Original comment by Lichtenb...@gmail.com on 28 Mar 2012 at 5:24

GoogleCodeExporter commented 9 years ago
I'd just like to the sentiment that tries are very useful and find uses all 
over the place. As a PhD student in CS, I work on natural language processing 
and machine translation. There, we use tries for efficiently storing language 
models (a bunch of probabilities associated with n-grams) and even translation 
models (a list of target phrases associated with some source language 
phrase/n-gram and, of course, more probabilities).

NLP people would love to see a trie in Guava. :)

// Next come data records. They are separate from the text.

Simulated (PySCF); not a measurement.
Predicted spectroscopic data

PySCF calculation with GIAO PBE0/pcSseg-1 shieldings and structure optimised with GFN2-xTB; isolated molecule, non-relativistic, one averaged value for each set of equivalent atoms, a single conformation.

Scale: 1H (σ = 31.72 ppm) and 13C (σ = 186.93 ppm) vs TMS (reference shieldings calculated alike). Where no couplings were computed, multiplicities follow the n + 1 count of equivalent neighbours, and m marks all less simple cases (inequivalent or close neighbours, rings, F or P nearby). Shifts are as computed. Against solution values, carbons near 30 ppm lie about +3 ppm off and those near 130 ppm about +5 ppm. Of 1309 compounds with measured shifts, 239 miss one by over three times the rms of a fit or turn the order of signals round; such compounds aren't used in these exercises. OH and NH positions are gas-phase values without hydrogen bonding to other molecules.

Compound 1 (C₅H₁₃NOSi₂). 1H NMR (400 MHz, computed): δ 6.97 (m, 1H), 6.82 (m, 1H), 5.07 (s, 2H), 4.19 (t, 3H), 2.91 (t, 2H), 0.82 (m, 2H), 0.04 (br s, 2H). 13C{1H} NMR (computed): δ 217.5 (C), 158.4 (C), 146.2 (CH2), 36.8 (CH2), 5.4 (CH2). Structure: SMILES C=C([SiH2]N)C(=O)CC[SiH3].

Original comment by jon.h.clark on 28 Mar 2012 at 5:30

GoogleCodeExporter commented 9 years ago

Original comment by kevinb@google.com on 30 May 2012 at 7:43

GoogleCodeExporter commented 9 years ago
+1 for Trie, I find myself wanting a solid Java implementation on occasion, and 
usually fall back to a TreeMap<String> hack which gets the job done (albeit 
with a much larger memory footprint).

Original comment by Sam.Hall...@gmail.com on 1 Aug 2012 at 7:30

GoogleCodeExporter commented 9 years ago
I'd be very interested in a Trie implementation in guava. I use hadoop and need 
to filter the incoming data by a large set of strings, on the order of 2 
million strings. Right now I have a file containing these strings, one per 
line, that each mapper reads into a hashset to do the filtering. The speed 
performance is fine, it just takes a ton of memory. I've used the exact same 
approach with the exact same set of strings in c++ and it never took close to 
the amount of memory that java is using. The strings I'm filtering by have a 
good deal of common leading characters, I think our memory savings would be 
significant with a trie. I'd like to see a TrieMap and a TrieSet.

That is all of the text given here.